As India takes a great leap forward with a mega deal on home-grown TEJAS Light Combat Aircraft (LCA), the question is how would they perform vis-à-vis the Russian-Indian Sukhoi Su-30MKI fighters?
In a major boost to PM Narendra Modi’s ‘Make in India’ initiative, the country on January 13 approved a much-awaited Rs 48,000-crore deal with Hindustan Aeronautics Limited (HAL) to procure 83 indigenously-developed TEJAS LCA for the Indian Air Force (IAF).
The deal is being hailed as the ‘game-changer’ for India’s domestic aviation industry, which will provide the state-owned HAL with the much-needed boost, along with many other indigenous defence manufacturers.
Defence minister Rajnath Singh said that the decision will strengthen the government’s self-reliance program, ‘Atmanirbhar Bharat’, saying that about 50 percent of the parts of the aircraft will be manufactured indigenously — a figure which could go up to 60 percent by the end of the program.

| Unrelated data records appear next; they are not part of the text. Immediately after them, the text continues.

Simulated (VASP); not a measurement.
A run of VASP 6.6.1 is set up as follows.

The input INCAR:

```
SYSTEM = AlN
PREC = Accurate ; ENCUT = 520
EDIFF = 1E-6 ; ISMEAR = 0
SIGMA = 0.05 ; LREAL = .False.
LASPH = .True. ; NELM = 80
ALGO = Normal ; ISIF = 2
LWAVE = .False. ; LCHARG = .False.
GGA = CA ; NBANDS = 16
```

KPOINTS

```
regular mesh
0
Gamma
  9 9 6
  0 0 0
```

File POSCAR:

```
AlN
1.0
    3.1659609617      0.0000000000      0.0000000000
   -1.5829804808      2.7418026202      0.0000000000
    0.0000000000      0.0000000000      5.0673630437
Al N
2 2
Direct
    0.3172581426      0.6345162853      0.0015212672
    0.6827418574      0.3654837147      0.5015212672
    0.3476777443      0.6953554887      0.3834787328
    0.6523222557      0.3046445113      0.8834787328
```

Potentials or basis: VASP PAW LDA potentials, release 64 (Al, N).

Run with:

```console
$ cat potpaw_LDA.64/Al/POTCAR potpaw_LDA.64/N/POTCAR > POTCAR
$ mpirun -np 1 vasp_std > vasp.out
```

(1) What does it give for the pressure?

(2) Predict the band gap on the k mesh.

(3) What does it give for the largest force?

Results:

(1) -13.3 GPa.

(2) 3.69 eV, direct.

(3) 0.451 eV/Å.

The addition of the 83 indigenously-built fighter aircraft is expected to make up for IAF’s depleting squadron strength in the coming years. The TEJAS MK-1A, being procured under this deal, is an advanced version of TEJAS MK-1 (FOC), which is already in service with the IAF.
TEJAS MK-1A is armed with modern capabilities compared to its earlier versions and includes the indigenous Active Electronically Scanned Array (AESA) Radar, Electronic Warfare (EW) suite, and Beyond Visual Range (BVR) missile capabilities. The aircraft can also undergo mid-air refuelling.
While the deal requires HAL to produce at least 16 aircraft per year to meet its target, its current capacity allows it to manufacture only 8 LCAs at its Bengaluru plant, although the company has said it will meet that target.
The IAF hopes to complete the first TEJAS squadron by 2024 considering the deliveries happen on time, with the first flight of the fighter taking place by the end of 2022.